Marina Abramovic
Royal Academy of Arts (London), Sep/23-Jan/24
Marina Abramović’s major retrospective, the largest in the UK to date, is currently on display at the Royal Academy of Arts in London until January 2024. From early performance pieces exploring her radical political origins in communist Yugoslavia to more recent works that challenge the boundaries of the mind, spirit, and body, the solo show spans Abramović’s fifty-decade career.
Though Abramović is well-known for her pioneering performance practice (and is often referred to as the ‘grandmother of performance art’), the exhibition also features installations, photography, videos, and sculptures. Iconic works such as Imponderabilia (1977), The House with the Ocean View (2002) and The Artist is Present (2010) are re-staged by the so-called next generation of performance artists, trained by the Marina Abramović Institute (MAI).
A video installation of The Artist is Present (2010), the now infamous performance where the artist sat for three months in the atrium of New York’s MoMA, opens the gallery and sets the tone for the exhibition. Abramović is the subject of the gaze of hundreds of museum visitors, who were invited to sit silently across from her for eight hours a day. Here, the Serbian conceptual and performance artist attains celebrity status, becoming one of the most internationally acclaimed – and valuable – contemporary artists.
After this striking start, the exhibition goes back to the 1970s. Performances like Rhythm 0 (1974) and Rhythm 5 (1974) place Abramović’s body in contexts of violence, pain, and trauma while delving into themes of endurance and transcendence, which would later become central to her work. Pieces such as Balkan Baroque (1997), firstly presented at the 1997 Venice Biennale, and The Hero (2001) allude to the artist’s memories and experiences from the Bosnian War, the disintegration of Yugoslavia, and the passing of her father, a former Yugoslav partisan during WWII.
A key moment in Abramović’s practice is her creative and romantic partnership with fellow artist Ulay. Together, they became ‘The Self’, a unified and fused entity that embodied their performative experiments. One of the most significant but bittersweet parts of the exhibition is the recording of the performance The Lovers: The Great Wall Walk (1988/2008). After walking for 90 days from opposite ends of the Great Wall of China, Abramović and Ulay met each other for the last time, a spiritual journey that marked their ultimate collaboration and the end of their 12-year relationship.

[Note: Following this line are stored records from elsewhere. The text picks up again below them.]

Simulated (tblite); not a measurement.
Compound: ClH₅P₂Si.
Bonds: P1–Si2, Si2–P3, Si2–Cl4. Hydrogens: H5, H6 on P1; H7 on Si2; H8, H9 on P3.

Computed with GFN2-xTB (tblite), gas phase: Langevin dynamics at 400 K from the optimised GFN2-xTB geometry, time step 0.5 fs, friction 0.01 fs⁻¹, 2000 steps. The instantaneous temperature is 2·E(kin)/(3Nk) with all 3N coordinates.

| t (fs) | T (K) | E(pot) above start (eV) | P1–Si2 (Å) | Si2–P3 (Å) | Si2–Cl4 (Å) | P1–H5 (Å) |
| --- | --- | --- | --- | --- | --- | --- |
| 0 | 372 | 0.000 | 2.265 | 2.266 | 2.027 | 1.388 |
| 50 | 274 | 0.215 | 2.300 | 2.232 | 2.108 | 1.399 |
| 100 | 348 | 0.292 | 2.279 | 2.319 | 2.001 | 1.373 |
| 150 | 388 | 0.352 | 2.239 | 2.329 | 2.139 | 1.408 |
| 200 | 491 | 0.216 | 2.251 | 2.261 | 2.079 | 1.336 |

The final rooms unveil Abramović’s latest dives into spirituality, showcasing her ever-growing interest in the spiritual traditions of Buddhism, Aboriginal communities, and Tibetan practices. These contemplative works offer some space for reflection and expand on Abramović’s states of mind. At this stage, the body of the artist is no longer the protagonist of the work, but the multiple energies, flows, and materials that interact with the audience. Making history as the first female artist to have a large survey exhibition at the RA, Marina Abramović is not simply present, she is everywhere.